WASHINGTON – The Holland & Knight Charitable Foundation is looking for essays in its sixth annual Young Native Writers Essay Contest. The national writing contest focuses on the richness of Native American life and history, and challenges youth to speak out on issues important to their tribal communities.
For 2011, students who participate will be asked to write on the following topic: “Describe a crucial issue confronting your tribal community today. Explain how you hope to help your tribal community respond to this challenge and improve its future.”
The contest is designed to encourage young Native American writers to explore their heritage while becoming positive forces in their communities. It is open to high school students from all tribes throughout the United States. The Holland & Knight Charitable Foundation partners with the Smithsonian’s National Museum of the American Indian.
“We are greatly inspired by Native American students who share their experiences and aspirations through their writing,” said Angela Ruth, executive director of Holland & Knight’s Charitable Foundation. “For us at Holland & Knight, the essays open doors to new understandings of the challenges of hope emerging from Indian country, and for the students, a chance to present their thoughts to a receptive forum.”
“The Smithsonian’s National Museum of the American Indian encourages Native Americans across the country to explore their heritage and share their experiences with the rest of the world,” said museum director Kevin Gover, Pawnee. “We are excited to be part of such a wonderful contest, and look forward to hosting the winners during their visit to our nation’s capital.”

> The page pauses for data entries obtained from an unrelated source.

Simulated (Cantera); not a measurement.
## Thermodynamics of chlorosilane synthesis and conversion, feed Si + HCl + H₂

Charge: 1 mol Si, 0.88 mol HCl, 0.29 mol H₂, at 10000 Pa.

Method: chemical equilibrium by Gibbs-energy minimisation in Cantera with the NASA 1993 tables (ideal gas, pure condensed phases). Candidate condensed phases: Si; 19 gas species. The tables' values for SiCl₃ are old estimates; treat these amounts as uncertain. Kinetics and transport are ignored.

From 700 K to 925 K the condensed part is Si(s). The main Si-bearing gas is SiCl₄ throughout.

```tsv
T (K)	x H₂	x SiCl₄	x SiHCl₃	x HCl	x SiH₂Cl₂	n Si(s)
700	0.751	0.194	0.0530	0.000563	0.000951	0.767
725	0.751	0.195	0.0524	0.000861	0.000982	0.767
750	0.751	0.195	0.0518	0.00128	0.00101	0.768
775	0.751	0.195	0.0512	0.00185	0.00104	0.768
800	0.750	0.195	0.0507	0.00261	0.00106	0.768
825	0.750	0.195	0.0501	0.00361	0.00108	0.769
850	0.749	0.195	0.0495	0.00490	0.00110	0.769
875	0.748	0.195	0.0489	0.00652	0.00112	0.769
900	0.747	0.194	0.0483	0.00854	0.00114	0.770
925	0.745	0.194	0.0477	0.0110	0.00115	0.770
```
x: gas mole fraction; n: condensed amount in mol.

Students interested in participating can visit the Holland & Knight Young Native Writers’ Essay Contest website for official contest rules and to view past winning essays. All essays must be completed by the entry deadline, April 1, 2011 and uploaded to the contest website. Any essays sent by mail, faxed, or e-mailed will be disqualified.
Five finalists will be named in May and all finalists and their teachers will receive an all-expenses-paid trip to Washington, D.C., where their activities will include an honor ceremony at the National Museum of the American Indian; a tour of the Cultural Resources Center where tribal objects can be viewed and studied; Native American author symposiums for students and their teachers; a tour of the Capitol and a tour of American University. The winners will also receive a $2,500 scholarship to be paid to the college or university of their choice during a scholarship ceremony that will take place at Holland & Knight’s Washington, D.C. office.
The contest debuted in 2006 in Red Lake, Minn. in response to the March 2005 event where a student of Red Lake High School shot five fellow students, one teacher, one security guard, members of his family and then himself. The foundation developed this contest with the hope that the Red Lake community would find healing by promoting its rich culture and traditions. From the original group of winners, all students have taken post-high school studies at a university or college.
“Indian country has come a long way in recent years, but has such a long way to go,” said Ben Nighthorse Campbell, a former U.S. senator and current senior policy advisor with Holland & Knight. “The key to bringing an end to 60 and 70 percent unemployment, drug and alcohol addiction, high teen pregnancy and suicide rates, is not through government programs. We must inspire the hearts and minds of our young people to be the change in Indian country. I applaud the Young Native Writers Contest for providing an avenue of inspiration for our young leaders.”